Challenged with designing a home that symbolises the style and freedom associated with a Vespa, Stafford Architecture’s interpretation is the Black Vespa Home – a vision concerned with timeless quality. Located in the heart of Bellevue Hill in Sydney’s eastern suburbs, the design brief was simple: create a setting ideal for cherishing shared moments of simple joys – family meals, casual conversations, and moments in the sun – while also providing for the needs of a growing family.
A significant consideration for the owners was to design a space that fosters openness and connections between physically separated areas, creating a sense of solitude without loneliness. The rooms are thoughtfully designed with modest proportions, offering both the versatility to host guests and the serenity to serve as a retreat for the owners.
The interiors are an exploration of private spaces intricately linked by naturally lit and well-ventilated elements, achieved through a meticulous design approach. The Black Vespa Home is a tranquil and restful space anchored by a simple yet flexible floorplan. There is a sense of space that’s open and communal, where natural light is maximised, even filtering through the surrounding vegetation.

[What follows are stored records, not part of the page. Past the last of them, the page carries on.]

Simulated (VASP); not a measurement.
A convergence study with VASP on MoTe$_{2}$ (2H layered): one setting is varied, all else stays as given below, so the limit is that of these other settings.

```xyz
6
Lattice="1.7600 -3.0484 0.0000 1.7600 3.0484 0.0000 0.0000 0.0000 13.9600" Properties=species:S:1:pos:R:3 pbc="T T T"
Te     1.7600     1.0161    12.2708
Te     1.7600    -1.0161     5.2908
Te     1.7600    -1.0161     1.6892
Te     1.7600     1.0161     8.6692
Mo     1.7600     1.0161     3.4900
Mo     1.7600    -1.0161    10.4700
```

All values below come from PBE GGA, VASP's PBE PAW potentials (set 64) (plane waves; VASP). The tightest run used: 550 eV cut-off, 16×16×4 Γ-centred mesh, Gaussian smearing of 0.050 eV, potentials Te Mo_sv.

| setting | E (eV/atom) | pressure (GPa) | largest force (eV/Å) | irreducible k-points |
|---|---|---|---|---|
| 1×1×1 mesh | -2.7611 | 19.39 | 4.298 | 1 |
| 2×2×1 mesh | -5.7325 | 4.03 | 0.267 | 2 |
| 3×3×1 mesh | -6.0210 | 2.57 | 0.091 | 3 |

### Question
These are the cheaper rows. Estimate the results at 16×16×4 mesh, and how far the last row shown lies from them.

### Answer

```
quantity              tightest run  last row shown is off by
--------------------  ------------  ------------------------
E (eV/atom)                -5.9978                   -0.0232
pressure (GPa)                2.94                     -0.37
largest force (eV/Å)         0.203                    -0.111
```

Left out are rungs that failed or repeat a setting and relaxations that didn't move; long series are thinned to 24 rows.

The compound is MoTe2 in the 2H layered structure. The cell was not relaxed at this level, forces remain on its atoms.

The floorplan is arranged along two distinct axes: the central axis which connects the entry courtyard, foyer, and pool courtyard. While the main circulation axis, which runs parallel to the street, connects internal spaces with precise and deliberate view corridors. This design creates a sense of spaciousness and depth, seamlessly connecting residents to the outside world.
As a home designed for practical yet refined living it was imperative to have a functional kitchen. The kitchen, recessed but prominently on display, reflects the warm atmosphere throughout the entire home. The floors, ceiling, and joinery blend seamlessly, creating a cohesive and unified design. The warm palette and incorporation of artisan materials, such as marble-fronted doors, Oak veneer, and delicate bronze details, highlight the craftsmanship in the kitchen’s design.
The cross ventilation and the dynamic movement within the space, showcase how the circulation is influenced by human activity. The positioning of an internal courtyard that features a private pool allows for natural ventilation and offers tranquil views from three different levels, creating a serene atmosphere that permeates through Black Vespa’s interior.
A welcoming double-volume courtyard leads to the privacy beyond the front door. On the first floor, a gentle timber veil ensures solitude and shields from the street while allowing ample natural light. Bridging the two façade styles is a beautifully crafted concrete band, contributing to the overall sense of scale in the composition. The interior palette is muted and neutral to reflect the surrounding natural environment and complement the limited views of Sydney Harbour through a beautiful canopy of foliage.
Black Vespa Home overcomes design constraints and the challenges of suburban surroundings through its creative solutions. Thoughtfully positioned elements such as see-through internal courtyards, private patios, and expansive glass openings address restricted views and elevate the living experience, seamlessly marrying functionality with aesthetics.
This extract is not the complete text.